The Week January 8-14
NATION
California Dreaming -- Not
This time it wasn't an earthquake or wildfires that ravaged California, but simple rain -- a merciless deluge. The downpour unleashed treacherous floods and mud slides up and down the state, killing 11 people, displacing thousands from their homes and wreaking property damage in the hundreds of millions of dollars.
Political Reality Bites
No one ever said governing would be easy. Two weeks into the new Congress, fissures began to appear in the once seemingly rock-solid Republican majority in the House as members started squabbling over just how limiting term limits should be. Fault lines also became apparent regarding the proposed balanced- budget amendment, with moderate Republicans (joined by some Democrats) objecting to a provision that would mandate a three-fifths majority of both houses to approve tax increases. Of course, Republicans' differences weren't so great that they couldn't deflect Democratic demands that a balanced-budget amendment include a detailed plan laying out proposed spending cuts. And in the Senate, G.O.P. leaders marshaled through a measure adopted by the House that would subject Congress to employment laws already applicable to the private sector.
Newt's History Lesson
Speaker Gingrich's choice for House historian, Kennesaw State professor Christina Jeffrey, quickly became a footnote to history when her controversial evaluation of a 1980s Holocaust education program surfaced, triggering a gleeful fusillade of criticism from Democrats. In 1986, Jeffrey had written that the junior high school program in question contained "no evidence of balance or objectivity. The Nazi point of view, however unpopular, is still a point of view and is not presented, nor is that of the Ku Klux Klan." Moving quickly to avoid a prolonged, Clintonian embarrassment, Gingrich fired the professor the same day the evaluation came to light, though an assistant of Jeffrey's claimed the Speaker had known about her views on the program before he hired her.

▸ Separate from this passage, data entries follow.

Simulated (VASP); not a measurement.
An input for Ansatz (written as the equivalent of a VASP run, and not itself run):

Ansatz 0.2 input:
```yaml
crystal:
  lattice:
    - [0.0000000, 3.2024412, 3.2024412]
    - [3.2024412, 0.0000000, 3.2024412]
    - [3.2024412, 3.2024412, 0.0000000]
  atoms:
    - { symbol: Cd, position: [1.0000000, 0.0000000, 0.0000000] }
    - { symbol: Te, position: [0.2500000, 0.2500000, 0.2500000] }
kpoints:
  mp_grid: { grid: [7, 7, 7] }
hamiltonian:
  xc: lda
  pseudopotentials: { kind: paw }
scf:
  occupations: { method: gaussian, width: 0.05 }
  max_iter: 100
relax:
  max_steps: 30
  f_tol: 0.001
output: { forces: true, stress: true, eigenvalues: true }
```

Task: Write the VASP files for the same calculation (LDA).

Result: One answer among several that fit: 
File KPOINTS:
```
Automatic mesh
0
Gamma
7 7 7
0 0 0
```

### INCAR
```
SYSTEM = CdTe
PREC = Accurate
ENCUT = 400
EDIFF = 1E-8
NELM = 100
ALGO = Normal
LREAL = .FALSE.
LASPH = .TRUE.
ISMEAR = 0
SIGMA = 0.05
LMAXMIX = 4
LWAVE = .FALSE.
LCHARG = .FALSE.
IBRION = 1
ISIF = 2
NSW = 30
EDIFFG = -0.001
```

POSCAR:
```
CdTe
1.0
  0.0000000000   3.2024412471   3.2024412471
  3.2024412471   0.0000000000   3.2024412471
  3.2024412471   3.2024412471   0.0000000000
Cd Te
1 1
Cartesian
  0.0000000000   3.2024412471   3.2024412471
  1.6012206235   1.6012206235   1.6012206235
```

It's Dodd for the Democrats
Ending a fractious search for the next chairman of the Democratic Party, President Clinton settled for a two-man team. Telegenic Connecticut Senator Christopher Dodd, who will remain in his seat, will become general chairman of the party and its chief spokesman. Donald Fowler, a longtime Southern political operative, will become the party's national chairman and day-to-day manager.
Farrakhan Targeted?
Capping a seven-month FBI investigation, federal prosecutors in Minnesota indicted Qubilah Shabazz, one of Malcolm X's daughters, charging her with attempting to hire a hit man to kill Nation of Islam leader Louis Farrakhan. Although prosecutors would not publicly speculate on a motive, Shabazz's family is known to suspect Farrakhan of having been involved in Malcolm X's assassination 30 years ago when the two men were rivals. Shabazz's lawyer said his client had been lured and set up by the would-be hit man, whom he described as a childhood friend of Shabazz's and an informant working for the government.